On Fri, 12 Apr 2013 10:17:54 +0100, Vladimir Panteleev <vladi...@thecybershadow.net> wrote:

On Friday, 12 April 2013 at 08:57:19 UTC, Regan Heath wrote:
I don't understand why you're so "against" these comments. There is no real "argument" here, you both want std.process to be as good as it can be and it will clearly be better if it performs faster and allocates less.

This is a fallacy.

Nope, you're attacking a Strawman here. At most my statement is incomplete because it doesn't address the costs (which I left out for brevity).

Performance is not free.

I never claimed it was (thus the Strawman). I simply claimed std.process would be "better" if it performed faster and allocated less - which is true.

Somebody must do the work.
D contributors do not have an infinity of time and motivation.

I know this as well as anyone, my own free time is in short supply.

Optimizing code often implies making it more complicated.

Straight-forward code is self-documenting.

More complicated code is harder to read and review.

More complicated code more easily hides bugs - including security bugs, such as buffer overflows.

Maintaining optimized code requires understanding not only the high-level logic, but also the low-level optimization details.

The benefits of optimizing std.process are likely to be so small, as to be difficult to measure.

All true. However, complexity can and should be packaged in such a way as to localise, and this localised complex code should be tested to death and maintained by someone who understands it. It should be bracketed by sufficient comments and warnings about how/why it does what it does. The resulting packaged complexity, with it's associated cost can be re-used many times over for all the benefit it gives.

Stack allocating the environment variables need not be a localised improvement but could be a standard library function which can be reused, for example.

Would you still say that the above costs are worth the nearly-intangible gain?

"nearly-intangible" is wrong. Library code is code which is used by (hopefully) millions of people, writing millions of applications, running for millions of hours, on millions of systems, creating thousands of processes, etc.. In short, a little effort now pays massive dividends over it's lifetime.

So, yes, IMO the costs shown above are worth the resulting gains.

D is a systems programming language, there is hope that it will penetrate a wide range of systems and environments - sure in many cases a little bit of memory use or performance loss is unimportant, but for many it will be the decisive factor which makes D unusable there.
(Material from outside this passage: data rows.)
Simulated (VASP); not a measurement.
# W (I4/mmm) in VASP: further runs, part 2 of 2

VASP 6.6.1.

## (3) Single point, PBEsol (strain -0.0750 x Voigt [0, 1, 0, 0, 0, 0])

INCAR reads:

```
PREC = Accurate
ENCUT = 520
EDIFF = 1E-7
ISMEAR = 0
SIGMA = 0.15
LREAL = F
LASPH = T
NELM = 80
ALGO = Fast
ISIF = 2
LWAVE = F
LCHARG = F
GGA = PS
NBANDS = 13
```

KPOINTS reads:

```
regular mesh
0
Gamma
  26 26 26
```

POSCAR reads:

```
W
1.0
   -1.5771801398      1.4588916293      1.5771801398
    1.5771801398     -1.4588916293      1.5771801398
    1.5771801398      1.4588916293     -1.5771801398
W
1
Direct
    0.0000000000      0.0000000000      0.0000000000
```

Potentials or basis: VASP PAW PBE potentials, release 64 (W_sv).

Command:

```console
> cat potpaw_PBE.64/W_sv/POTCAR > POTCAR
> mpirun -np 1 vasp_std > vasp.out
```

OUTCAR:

D is constantly being compared to other languages on the basis of performance, so it's clearly an important aspect of D's success.

Library code needs to work first time and work well or people will roll their own wasting time, energy and in many cases getting some aspect of it just plain wrong.

Again, I'm not suggesting (nor was Manu I think) that this in any way blocks the inclusion of std.process. But I do share his desire for performance to sometimes be a little higher up the priority list.